Establishing a framework to develop an enterprise’s IT project roadmap should strike business and IT leaders as immediately beneficial. The enterprise-wide advantages to the approach described here include:
- a dedicated forum for business unit leaders to discuss their priorities for IT investment
- a basis for assessing impacts of business change to IT project plans
- a fully-visible, objective and fair process for planning IT investment with input from business stakeholders, to which all parties have agreed in advance: no more free-for-all.
Advocating for and implementing a framework like this is typically the role of the CIO, with the support of the IT PMO, if any. Some leaders prefer to rely on an external partner to initiate the framework and hand it off to internal resources once it’s operational.
This approach was successful at a mid-sized firm whose CIO was wise enough to recognize how a lack of structure created stress and inefficiency. He realized business unit leaders would welcome a formalized, inclusive approach to project selection. Because that firm had an established figure for next year’s IT budget, he sought to identify a group of projects to fit within that number. Other companies calculate their IT budgets by totaling the costs of individual selected projects; this framework will work for either the top-down or bottom-up budgeting scenario.

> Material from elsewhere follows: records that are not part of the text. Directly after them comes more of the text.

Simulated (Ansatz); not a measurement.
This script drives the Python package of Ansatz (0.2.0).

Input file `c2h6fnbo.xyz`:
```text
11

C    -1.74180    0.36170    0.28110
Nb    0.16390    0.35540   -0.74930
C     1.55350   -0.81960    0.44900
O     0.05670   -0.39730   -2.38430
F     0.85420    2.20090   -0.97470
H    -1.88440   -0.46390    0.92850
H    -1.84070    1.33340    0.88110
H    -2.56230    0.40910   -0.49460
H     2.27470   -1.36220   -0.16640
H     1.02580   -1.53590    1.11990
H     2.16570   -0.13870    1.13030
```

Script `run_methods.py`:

An inclusive method for selecting projects calls for business unit leaders to evaluate project ideas together against criteria that the leaders have already endorsed. Project ideas progress through these criteria in succession: ideas that meet the first criterion are accepted into the IT project portfolio, those that are filtered out are assessed against the next criterion. Accepted projects are then arranged on a time scale to form the IT project roadmap. Targeting start and end dates helps ensure timing requirements like regulatory deadlines or business events are met, helps balance the load on any resource or group, and provides a basis for impact analysis as IT priorities change throughout the year. Ideally, this exercise would be timed to provide meaningful annual budget input, not only for IT’s budget but also business units’ budgets, since they also may need to commit resources to IT projects.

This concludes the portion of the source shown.